Disposable Society
Baker titles his exposé after a test librarians have been using for years to check the longevity of paper — the “double fold” test, whereby a corner of a page is folded back and forth (and sometimes pinched) until it breaks. The “double fold” test is used to determine whether it's time to microfilm a book before its content gets lost forever, or, in the case of a newspaper, before destroying it.
Double Fold is an indictment of libraries like Chicago and Yale, as well as librarians, foundations, including Mellon and Ford, the National Endowment for the Humanities, and most of all, the Library of Congress. From Patricia Battin, former librarian of Columbia University, who led the “assault on paper” and received the National Medal of the Humanities from President Clinton in 1999 for “saving the knowledge of the past for the children of tomorrow,” to Pamela Darling, “a cheerfully unrepentant thrower-outer,” Baker unveils a motley of eggheads: the slash-and-burners, the destroyers, the space makers, the butchers of books. For Baker, not saving every book and every newspaper means that history will suffer, will be forgotten. And, thinking that microfilming is the trick to saving history, is, according to Baker, nothing but a delusion of modernity.
Baker's biggest problem is that newspapers and books are being destroyed in order to be preserved. He makes a good case for paper, arguing that paper holds up much better than we think — especially paper manufactured after 1870. His second-biggest problem is with the space makers — the librarians who like to say, “If you don't have room, just get rid of it!” The space makers like to give away, sell off, or throw out. But what really irks Baker is that the space makers like to come up with inane ideas purportedly aimed at preservation — ideas like developing techniques to de-acidify paper, techniques that, millions of dollars later, ultimately result in the complete destruction of thousands of books and newspapers. In one egregious case, “experts” at the Library of Congress and the Council on Library Resources came up with an experiment using a substance called DEZ, or diethyl zinc. DEZ, said the Library of Congress, could potentially de-acidify paper by creating a “alkaline buffer” in the fibers of the paper. The only problem is that DEZ can't come near air or water. So the experiment resulted in what Baker describes as “a large fuel-air bomb that happened to contain books.”
Here's the dilemma: to destroy or not to destroy in order to preserve information — historical information — that should be at our fingertips generations hence. Gary Frost, a man in the business of making photocopies at a place in Texas called Booklab, says the idea of discarding thousands of books in order to preserve their content was “a right-wing paramilitary objective — or no, a left-wing paramilitary objective.” Baker says Frost regrets the “very strong undercurrent in the USA toward disposability, toward favoring clean copy over soiled original.”
Preserving the Originals
Surely there are documents, newspapers, books, and manuscripts that are more valuable sources of information than others? How can we save everything? And, more importantly, must we?
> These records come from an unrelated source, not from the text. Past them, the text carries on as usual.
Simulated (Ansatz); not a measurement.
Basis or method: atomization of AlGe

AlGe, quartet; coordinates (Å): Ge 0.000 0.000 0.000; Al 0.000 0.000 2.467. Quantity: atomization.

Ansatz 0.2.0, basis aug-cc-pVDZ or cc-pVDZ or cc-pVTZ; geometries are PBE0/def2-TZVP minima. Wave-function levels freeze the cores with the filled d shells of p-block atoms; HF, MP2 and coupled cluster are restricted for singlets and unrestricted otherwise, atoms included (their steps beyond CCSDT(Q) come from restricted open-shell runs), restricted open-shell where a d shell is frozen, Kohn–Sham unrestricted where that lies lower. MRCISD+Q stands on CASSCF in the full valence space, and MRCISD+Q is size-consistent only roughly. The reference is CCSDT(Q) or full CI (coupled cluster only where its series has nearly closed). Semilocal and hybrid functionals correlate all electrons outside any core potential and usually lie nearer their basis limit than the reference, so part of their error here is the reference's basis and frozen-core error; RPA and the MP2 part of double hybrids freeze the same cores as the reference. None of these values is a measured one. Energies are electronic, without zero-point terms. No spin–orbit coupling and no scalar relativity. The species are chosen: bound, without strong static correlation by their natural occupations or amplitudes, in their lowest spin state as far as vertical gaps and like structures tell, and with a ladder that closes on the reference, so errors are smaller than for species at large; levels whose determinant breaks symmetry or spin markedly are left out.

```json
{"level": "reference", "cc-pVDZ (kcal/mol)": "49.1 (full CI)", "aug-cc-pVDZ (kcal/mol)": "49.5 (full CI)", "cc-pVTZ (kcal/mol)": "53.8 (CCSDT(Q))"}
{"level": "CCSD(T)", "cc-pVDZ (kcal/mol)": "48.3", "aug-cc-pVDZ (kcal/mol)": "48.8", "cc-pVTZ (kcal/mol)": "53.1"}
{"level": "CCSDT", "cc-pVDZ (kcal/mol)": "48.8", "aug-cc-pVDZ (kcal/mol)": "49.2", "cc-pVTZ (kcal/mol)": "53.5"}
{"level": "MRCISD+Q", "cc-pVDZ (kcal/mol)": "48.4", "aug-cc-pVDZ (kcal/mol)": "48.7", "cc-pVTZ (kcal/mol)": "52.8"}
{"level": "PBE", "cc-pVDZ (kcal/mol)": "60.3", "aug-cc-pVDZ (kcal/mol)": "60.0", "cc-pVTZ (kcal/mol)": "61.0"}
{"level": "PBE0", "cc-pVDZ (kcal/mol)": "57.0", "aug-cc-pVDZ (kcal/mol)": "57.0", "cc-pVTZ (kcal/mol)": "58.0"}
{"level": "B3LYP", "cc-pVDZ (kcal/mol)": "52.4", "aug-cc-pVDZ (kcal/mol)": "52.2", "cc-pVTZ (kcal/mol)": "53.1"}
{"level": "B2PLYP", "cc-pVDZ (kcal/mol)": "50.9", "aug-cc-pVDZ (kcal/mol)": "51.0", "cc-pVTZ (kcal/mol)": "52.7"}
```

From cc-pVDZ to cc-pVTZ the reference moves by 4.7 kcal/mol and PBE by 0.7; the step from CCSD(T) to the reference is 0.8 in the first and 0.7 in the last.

Alexander Rose, a friend of mine, was working on a doctorate a few years ago that required exhaustive hours of research in places like Churchill College, Cambridge. For him, originals, at least some, must be kept. Examining Churchill's “Blood, Sweat and Tears” speech, for example, which is housed in fireproof vaults in Churchill College and can only be viewed after ordering them up from the stacks, is a wondrous experience. “The one I held was the original original; a speech in abbreviations and cut up sentences with red pencil markings on it. It then got tidied up for reading and final draft.”
Especially for historians, it is often impossible to replace the experience of the object. At the same time, equating newspapers and magazines and books with a certain art-object status, which Baker attempts, can be both a confusing and dangerous argument to make. In this view, one does not necessarily keep an object because it is beautiful now, but because one day it may be useful. In the case of newspapers, and in partial defense of Baker, it is hard to imagine today the need for copies of the New York Times four hundred years from now, but when today's digital/computer techniques turn obsolete, it may just be useful to have the originals on hand.
The NEH's response to Baker? “We are reviewing [Double Fold] by Nicholson Baker, and we will consider any implications it may have on NEH's support for preservation efforts in this area.”
There are libraries around the world that do save original copies of books and newspapers, including the British Library, the Boston Public Library, and even the New York Public Library. The goal of the National Endowment for the Humanities in supporting the preservation of fragile books and newspapers is “to both preserve knowledge and ensure accessibility of this knowledge to scholars, teachers, the American public and future generations.”
History's Safekeeping
Baker does make a few specific policy recommendations: Items that are going to be discarded by libraries receiving public funding should be available to the public; the Library of Congress should establish a national repository for the items that they no longer want to store, or don't have room for; libraries across the country should start saving the country's current newspapers in bound form; and the NEH should either abolish the U.S. Newspaper Program or require that microfilming and digital scanning be nondestructive (meaning, keep all originals).
Some companies and foundations and individuals have figured out ways to preserve information, including Corbis and the American Family Immigration History Center at Ellis Island. Corbis, home of the Bettmann Archive, a 16-million photograph image rental library now owned by Bill Gates, will soon be moving from New York City to an underground limestone mine 220 feet under the ground. Otto Bettmann, a refugee from Nazi Germany, turned two trunks filled with photographs into the world's largest collection of images — approximately 200,000 of which are now digitized and viewable at www.corbis.com. Corbis is creating the modern, subzero, low-humidity storage area because it will be free from natural disaster, vandals, and the simple damage of time. Eventually, Corbis hopes to give the public web access to all of its photographs. Similarly, the American Family Immigration History Center has digitized the historical information on 22 million immigrants, passengers, and crewmembers who entered the United States through the Port of New York between 1892-1924. The data were taken directly from microfilms of the ships' original passenger manifests provided by the National Archives and Records Administration. Stephen A. Briganti, president and CEO of the Foundation, said, “Polls tell us that over 60% of Americans are interested in family history research. Information that previously might have taken months to find is now a click away.”
In the end, places like the Library of Congress and the British Library have a certain amount of responsibility in history's safekeeping — whether in the form of book, newspaper, or picture. Isn't the purpose of a national library to store original information for the nation? If these libraries require extra storage, the funding needs to be provided. At the same time, smaller libraries across the country, and research libraries like Yale and Chicago, shouldn't be required to save all originals as if they were art-objects on display in exhibition halls. For current purposes, documents, newspapers, and all sorts of other bits of historical information, should be available to as many people as possible. Very few people are going to trek off to places like Mr. Baker's American Newspaper Repository in Rollinsford, N.H. in order to find a newspaper from 1900. But now we have more choices: Go to the web, read it on microfilm, or order up from the stacks.